How the Premier League would look with 60 minute matches REVEALED!
The Premier League is back, and how we’ve missed it – but does football need to change to 60 minute games?
Every summer we might get updated guidance for the offside rule, or maybe a change to the number of subs, but we’re talking about a more fundamental shift!
For too long, gamesmanship and time-wasting have plagued the game, which has led to more and more people advocating for a 60-minute timestamped match. If the watch stops when the ball is out of play or a player’s rolling on the ground, you can’t time waste.
And with the average Premier League match in 2021/22 only having the ball in play for 55 minutes and three seconds, we’re all watching 60-minute matches anyway. Who knows, would a 60-minute match be more appealing to the TikTok generation?
But if this change did come in, how would it affect the Premier League? We set about finding out!
We scraped the web to harvest all match events from the 380 matches of the 2021/22 Premier League season.
The data, features over 4500 time-stamped match events, including goals, cards and penalties.
We then visualised how the performance of different teams and players was impacted across the 90-minute matches. We were then able to identify outliers who either excel or flounder in key match intervals.
So how would the Premier League change with 60-minute matches?
The question is, what would 60-minute matches mean for the overall Premier League standings?
The big news comes from North London. Tottenham may have pipped their great rivals Arsenal to fourth spot and the final coveted Champions League place on the final day of the 2021/22 season, but that wouldn’t have happened if the matches were just 60 minutes long!
Instead, the Gunners would make fourth with Spurs having to make do with a Europa League place in fifth.
Pep Guardiola’s Manchester City would still take the title, with Liverpool and Chelsea once again coming in second and third respectively. Man United also drop down a couple of places for their worst ever Premier League finish in ninth.
The big story at the bottom of the table would be relegation for Brighton, with Burnley staying up. Graham Potter’s Brighton enjoyed their highest topflight finish in their history in 2021/22, securing ninth place.

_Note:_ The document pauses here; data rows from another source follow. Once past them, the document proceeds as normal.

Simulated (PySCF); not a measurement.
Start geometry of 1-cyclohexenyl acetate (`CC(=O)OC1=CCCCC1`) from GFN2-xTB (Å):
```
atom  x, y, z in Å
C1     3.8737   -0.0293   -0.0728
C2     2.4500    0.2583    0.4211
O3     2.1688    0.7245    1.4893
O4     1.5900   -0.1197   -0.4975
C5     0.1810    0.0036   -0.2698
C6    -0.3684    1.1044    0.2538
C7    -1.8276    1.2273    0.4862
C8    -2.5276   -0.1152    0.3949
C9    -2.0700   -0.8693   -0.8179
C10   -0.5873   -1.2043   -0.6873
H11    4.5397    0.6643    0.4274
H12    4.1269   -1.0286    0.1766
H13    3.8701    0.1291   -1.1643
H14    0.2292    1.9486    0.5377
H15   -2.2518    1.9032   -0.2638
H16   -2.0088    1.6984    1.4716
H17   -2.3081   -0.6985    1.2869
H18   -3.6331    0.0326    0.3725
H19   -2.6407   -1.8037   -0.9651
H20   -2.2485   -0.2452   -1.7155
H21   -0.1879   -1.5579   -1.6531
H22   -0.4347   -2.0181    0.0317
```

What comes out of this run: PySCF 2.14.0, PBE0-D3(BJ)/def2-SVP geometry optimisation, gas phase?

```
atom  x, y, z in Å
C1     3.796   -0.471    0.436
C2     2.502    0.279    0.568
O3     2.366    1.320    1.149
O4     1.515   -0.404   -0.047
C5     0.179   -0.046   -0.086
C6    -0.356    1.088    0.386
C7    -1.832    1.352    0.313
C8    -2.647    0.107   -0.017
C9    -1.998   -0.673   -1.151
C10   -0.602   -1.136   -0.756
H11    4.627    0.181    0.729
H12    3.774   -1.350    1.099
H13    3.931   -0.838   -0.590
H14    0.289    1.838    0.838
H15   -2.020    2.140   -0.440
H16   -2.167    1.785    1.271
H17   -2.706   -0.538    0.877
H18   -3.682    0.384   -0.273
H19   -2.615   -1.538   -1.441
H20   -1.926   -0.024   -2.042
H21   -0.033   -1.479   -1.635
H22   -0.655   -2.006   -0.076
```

From our data it’s clear that the Seagulls are strong finishers over 90-minutes, but not so over 60. They would be all the way down in 18th place in the Premier League and now playing Championship football if the matches were 60 minutes.
Eight teams in total would benefit from the shorter matches and finish higher in the table – Leicester, Newcastle, Southampton, Crystal Palace, Aston Villa, Everton, Leeds, Arsenal and Burnley.
Which players fly out the blocks or dominate late?
But what about the individual performers? How would the 60-minute match change affect them?
Man City’s Kevin De Bruyne is king of the 60 minute match, with the Belgian schemer scoring 67% of his goals during 60 minutes, and just 5% in the last 30 minutes.
Teemu Puuki is up there in second with a scoring rate of 64% in 60 minutes, followed by Cristiano Ronaldo on 61% and Richarlison on 60%.
It sounds pretty juicy doesn’t it? A front three of Ronaldo, Puuki and Richarlison with De Bruyne pulling the strings in midfield. These are the players you want in your 60-minute matches.
But for those at the other end of the spectrum, we’re seeing Son Heung-min scoring 57% of his goals in the final 30 minutes, as well as Raheem Sterling on 62% and Conor Gallagher on 63%.
City are such a well-drilled machine, they’d still be flying at the summit of the Premier League regardless of the length of match. It’s clear that the combination of De Bruyne during 60 minutes and Sterling in the last 30 is a real winner.
But with Son so much stronger for Spurs in the latter third of games, is this the reason Tottenham’s top four hopes would be dashed in the 60-minute format?
Controlling the clock: Which players dominate at each interval?
So, which players do you want in your side over 60 minutes?
We know City’s De Bruyne is the dominant player in terms of goals across 60 minutes, but he’s also the strongest in the first 15 minutes of the match, with five goals in this period. He’s the fastest Premier League player out of the blocks in terms of goals.
Liverpool’s Mo Salah then takes on the mantle until the half hour mark, again bagging himself five goals.
Moving onto the second half of our 60-minute matches, it’s all about Spurs with Harry Kane the dominant force during the 31-45 minute mark with seven goals, followed by his partner in crime Son with five goals from 45-60 minutes.
The most exciting time of the match vs the best time to go to the toilet
They say the Premier League is the most exciting league in the world, but when does it hit peak excitement?
Well, it’s all about the second half, and specifically the final 30 minutes of matches. From 76 to 90 minutes, we saw the highest percentage of events happening (28%). This includes the most goals (17% of goals scored) and the most subs (39%).
The 15 minutes before isn’t too bad either, with 26% of the action happening from 61 to 75 minutes. The action at this time includes the most yellow cards (33%), a high percentage of own goals (23%), the most penalties (19%) and the most penalty misses (21%).
Which begs the question, if we did cut Premier League matches to 60 minutes would it be a borefest without the action of the last 30 minutes or would the second half of the new format then become all-action?
There’s only one way to find out. Despite what some football fans might think, the Premier League isn’t always packed with action.
So, when’s the best time to nip to the toilet or make a brew? The dullest period of a Premier League match is the first 15 minutes, with just 5% of the action occurring – although 14% of the goals do happen during this period. And you might miss an own goal too, with 24% occurring in the first 15 minutes.
Good luck if you do decide to nip to the loo!